Your impression would be wrong...

Southside and Southwest Virginia are culturally removed from other regions that are thought of as typically Mid-Atlantic. By culturally removed, I mean from a standpoint of population exchange, economic exchange, media relations; etcetera, there are other examples. Has nothing to do with rural vs urban because there are pockets of rural areas in all the metros I listed in VA that are Mid-Atlantic, as well as in Metro DC and Metro Baltimore...

Southwest VA is more closely linked to WV and TN, and NC to a lesser extent, than to even any of the three large Virginia metros. Southside VA maintains ties to HRVA and Greater Richmond but is most closely linked to Piedmont North Carolina (Triangle, Triad). The culture of those Virginia areas is not indicative of Mid-Atlantic and goes far beyond just built form...

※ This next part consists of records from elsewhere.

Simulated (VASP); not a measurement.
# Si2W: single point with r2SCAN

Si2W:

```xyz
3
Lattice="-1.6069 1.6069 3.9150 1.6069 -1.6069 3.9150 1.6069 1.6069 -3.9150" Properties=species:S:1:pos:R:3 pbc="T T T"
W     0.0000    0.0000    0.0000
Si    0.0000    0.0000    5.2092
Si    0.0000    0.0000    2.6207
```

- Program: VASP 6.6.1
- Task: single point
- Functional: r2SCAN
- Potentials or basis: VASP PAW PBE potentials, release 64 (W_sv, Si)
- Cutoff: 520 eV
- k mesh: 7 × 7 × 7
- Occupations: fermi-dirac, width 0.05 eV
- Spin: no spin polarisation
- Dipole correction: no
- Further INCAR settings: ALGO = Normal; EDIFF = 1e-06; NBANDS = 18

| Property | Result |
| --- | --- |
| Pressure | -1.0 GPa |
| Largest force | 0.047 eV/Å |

I will agree with something you said, which is something I've always said, which is that VA and MD (and WV) have long had cultural links to the Northeast that goes back a very, very long time. I doubt Richmond, Baltimore, etc were ever as deeply southern as Charlotte and Atlanta to begin with. Of course, there is no way to factually prove that, it's just a hunch I have long held. Southern? Absolutely, but very seriously believe not nearly as strong as the rest of the South ever...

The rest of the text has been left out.